Personalized Search Based upon Collections of Data About Searches
CubeSVD: A Novel Approach to Personalized Web Search. Both the patent and the paper are very math-heavy, but the concepts behind them are worth pursuing.
Augmenting user, query, and document triplets using singular value decomposition
Invented by Hua-Jun Zeng, Jian-Tao Sun, Wei-Ying Ma, Zheng Chen, and Benyu Zhang
Assigned to Microsoft
US Patent Application 20070055646
Published March 8, 2007
Filed September 8, 2005
A system for augmenting click-through data with latent information present in the click-through data for use in generating search results that are better tailored to the information needs of a user submitting a query is provided.
The augmentation system creates a three-dimensional matrix with the dimensions of users, queries, and documents. The augmentation system then performs a three-order singular value decomposition of the three-dimensional matrix to generate a three-dimensional core singular value matrix and a left singular matrix for each dimension.
The augmentation system finally multiplies the three-dimensional core singular value matrix by the left singular matrices to generate an augmented three-dimensional matrix that explicitly contains the information that was latent in the un-augmented three-dimensional matrix.

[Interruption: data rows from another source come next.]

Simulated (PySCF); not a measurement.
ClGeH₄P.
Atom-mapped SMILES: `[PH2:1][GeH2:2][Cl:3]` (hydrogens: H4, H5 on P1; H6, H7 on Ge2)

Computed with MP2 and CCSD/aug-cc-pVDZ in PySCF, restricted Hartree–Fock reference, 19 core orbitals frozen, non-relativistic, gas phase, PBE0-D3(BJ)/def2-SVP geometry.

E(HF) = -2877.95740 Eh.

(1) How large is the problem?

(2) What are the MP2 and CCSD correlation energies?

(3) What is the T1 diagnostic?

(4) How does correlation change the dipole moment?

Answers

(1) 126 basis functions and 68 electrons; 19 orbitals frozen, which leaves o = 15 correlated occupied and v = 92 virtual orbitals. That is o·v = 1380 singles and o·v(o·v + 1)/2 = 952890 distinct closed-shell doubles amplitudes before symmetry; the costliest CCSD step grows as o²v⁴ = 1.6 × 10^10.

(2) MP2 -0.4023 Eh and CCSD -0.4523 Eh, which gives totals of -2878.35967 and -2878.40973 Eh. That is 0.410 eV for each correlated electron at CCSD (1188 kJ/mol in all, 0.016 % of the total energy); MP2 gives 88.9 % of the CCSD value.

Personalized search without profiles
The patent filing isn’t all numbers and symbols. It does contain some text that tries to explain the processes involved in plain English. It talks about a couple of well-known ranking methods, including Google’s PageRank, and notes that one of the failings of those methods is that they don’t pay attention to the person who is submitting a query. Here’s what they say:
For example, a zoologist who submits the query “jaguar” would get the same results as a car enthusiast who submits the same query. In such a case, the zoologist may be interested in web pages related to animals, whereas the car enthusiast may be interested in web pages related to automobiles.
It also discusses the difficulties of some present-day personalized search methods which try to create user profiles to base which results they should show to individuals. Those methods usually attempt to customize results for each user by basing results shown to them upon personal profiles that are created manually or automatically and then adapting search results based upon those personal profiles.
A difficulty in using personal profiles in providing personalized search is that if those profiles are created manually, people tend to not want to share their personal information with a search engine – so requiring people to fill out an extensive amount of information concerning their interests is unlikely to result in many people using such a service.
Creating a profile automatically in the background, based upon previous searches could require a large amount of user history data being collected. Regardless of whether a manual or automatic approach to creating a profile is followed, we’re told in the patent that there’s a question as to whether “complex user behavior can be accurately modeled by a personal profile.”
Personalized Search Conclusion
Imagine instead a system that pays attention while you are searching, and compares your search selections during a session to others who made similar queries, and chose similar results. It may then start reranking results that you see based upon the searches that you perform and the selections that you make.
If you would like to learn more about some of the math described in the paper and the patent application, a good starting point may be Dr. E. Garcia’s tutorials on Singular Value Decomposition (SVD) and Latent Semantic Indexing (LSI). In addition to being a great source of information on those topics, the tutorials also do a wonderful job of debunking marketing myths around latent semantic indexing and are highly recommended.